Proof for Moment of Inertia of Triangle (with respect to the axis out of the page at a origin) [duplicate]

Question

I found a formula for a "Triangle with vertices at the origin and at $P$ and $Q$, with mass $m$, rotating about an axis perpendicular to the plane and passing through the origin" given on this Wikipedia page. The given formula was $I=\frac{1}{6}m(P \cdot P + P \cdot Q+ Q \cdot Q)$. I assume they're talking about the following case, where $P$ and $Q$ are vectors representing the triangle legs and the triangle pivots around the origin.

I can't find a proof for the given formula. Could someone provide me with a link to one?

Answer 1

1. Parametrization - The first step is to parametrically describe the position of each point interior to the triangle.

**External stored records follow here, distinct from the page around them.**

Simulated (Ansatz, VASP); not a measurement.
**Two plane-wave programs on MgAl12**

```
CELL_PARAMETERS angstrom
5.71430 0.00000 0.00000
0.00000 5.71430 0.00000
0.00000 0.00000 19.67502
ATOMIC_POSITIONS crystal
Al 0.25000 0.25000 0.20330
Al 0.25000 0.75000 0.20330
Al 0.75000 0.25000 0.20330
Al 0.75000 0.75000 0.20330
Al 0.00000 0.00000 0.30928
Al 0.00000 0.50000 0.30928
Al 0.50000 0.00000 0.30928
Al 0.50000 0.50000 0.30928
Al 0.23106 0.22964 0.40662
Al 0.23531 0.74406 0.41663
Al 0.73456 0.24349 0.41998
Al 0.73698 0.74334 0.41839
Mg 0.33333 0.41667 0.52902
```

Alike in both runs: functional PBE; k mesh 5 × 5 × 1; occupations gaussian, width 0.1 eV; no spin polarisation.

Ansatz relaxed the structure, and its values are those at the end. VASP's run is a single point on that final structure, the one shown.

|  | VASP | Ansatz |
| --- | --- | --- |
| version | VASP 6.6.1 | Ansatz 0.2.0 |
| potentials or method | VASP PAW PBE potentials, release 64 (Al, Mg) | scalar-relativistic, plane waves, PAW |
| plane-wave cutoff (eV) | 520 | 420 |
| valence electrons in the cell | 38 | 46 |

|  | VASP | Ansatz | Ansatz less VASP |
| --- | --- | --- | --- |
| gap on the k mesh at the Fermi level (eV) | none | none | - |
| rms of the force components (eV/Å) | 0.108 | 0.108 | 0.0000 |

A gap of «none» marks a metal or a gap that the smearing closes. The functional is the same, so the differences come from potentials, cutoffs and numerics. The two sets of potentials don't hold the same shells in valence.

   $$ {\rm \boldsymbol{pos}}(s,t)=t\,\left(\left(1-s\right)\boldsymbol{P}+s\,\boldsymbol{Q}\right) \tag{1} $$

   where $s$ and $t$ are independent parameters that range from 0..1

2. Volume Integral - Assume the triangle has mass, and thus has some infinitesimal width $w$ and derive the volume element used for integration

   $$ {\rm d}V=w\left\Vert \left(\tfrac{\partial}{\partial t}{\rm \boldsymbol{pos}}\right)\times\left(\tfrac{\partial}{\partial s}{\rm \boldsymbol{pos}}\right)\right\Vert {\rm d}s\,{\rm d}t \tag{2} $$

   _{The expansion of the above is $$\begin{gathered}{\rm d}V=w\left\Vert \left(\tfrac{\partial}{\partial t}{\rm pos}\right)\times\left(\tfrac{\partial}{\partial s}{\rm pos}\right)\right\Vert {\rm d}s\,{\rm d}t\\ =w\left\Vert \left(\left(1-s\right)\boldsymbol{P}+s\,\boldsymbol{Q}\right)\times\left(t\,\boldsymbol{Q}-t\,\boldsymbol{P}\right)\right\Vert {\rm d}s\,{\rm d}t\\ =w\left\Vert t\,\left(\left(\left(1-s\right)\boldsymbol{P}+s\,\boldsymbol{Q}\right)\times\boldsymbol{Q}-\left(\left(1-s\right)\boldsymbol{P}+s\,\boldsymbol{Q}\right)\times\boldsymbol{P}\right)\right\Vert {\rm d}s\,{\rm d}t\\ =w\left\Vert t\,\left(\left(1-s\right)\left(\boldsymbol{P}\times\boldsymbol{Q}\right)-s\,\left(\boldsymbol{Q}\times\boldsymbol{P}\right)\right)\right\Vert {\rm d}s\,{\rm d}t\\ =w\,t\,\left\Vert \boldsymbol{P}\times\boldsymbol{Q}\right\Vert {\rm d}s\,{\rm d}t \end{gathered}$$}

   where $\| \boldsymbol{P} \times \boldsymbol{Q} \| = 2({\rm area})$ is the magnitude of the cross product, which equals to two times the area of the triangle

   The volume integral is

   $$ V=w\,\int_{0}^{1}\int_{0}^{1}t\,\left\Vert \boldsymbol{P}\times\boldsymbol{Q}\right\Vert {\rm d}t\,{\rm d}s=\tfrac{w}{2}\|\boldsymbol{P}\times\boldsymbol{Q}\|=w\,({\rm area}) \tag{3} $$

3. Mass Properties - The density of the material is $$\rho = \frac{m}{V} = \frac{m}{w\,({\rm area})} \tag{4} $$

   or you can re-write the volume integral as a mass integral in terms of the density and area of the triangle

   $$m=w\int_{0}^{1}\int_{0}^{1}2t\,\rho({\rm area}){\rm d}s\,{\rm d}t = \rho\,w\,({\rm area}) \tag{5}$$

   This means that $\rho\,({\rm area})=\frac{m}{w}$ which is found inside the volume/mass integrals.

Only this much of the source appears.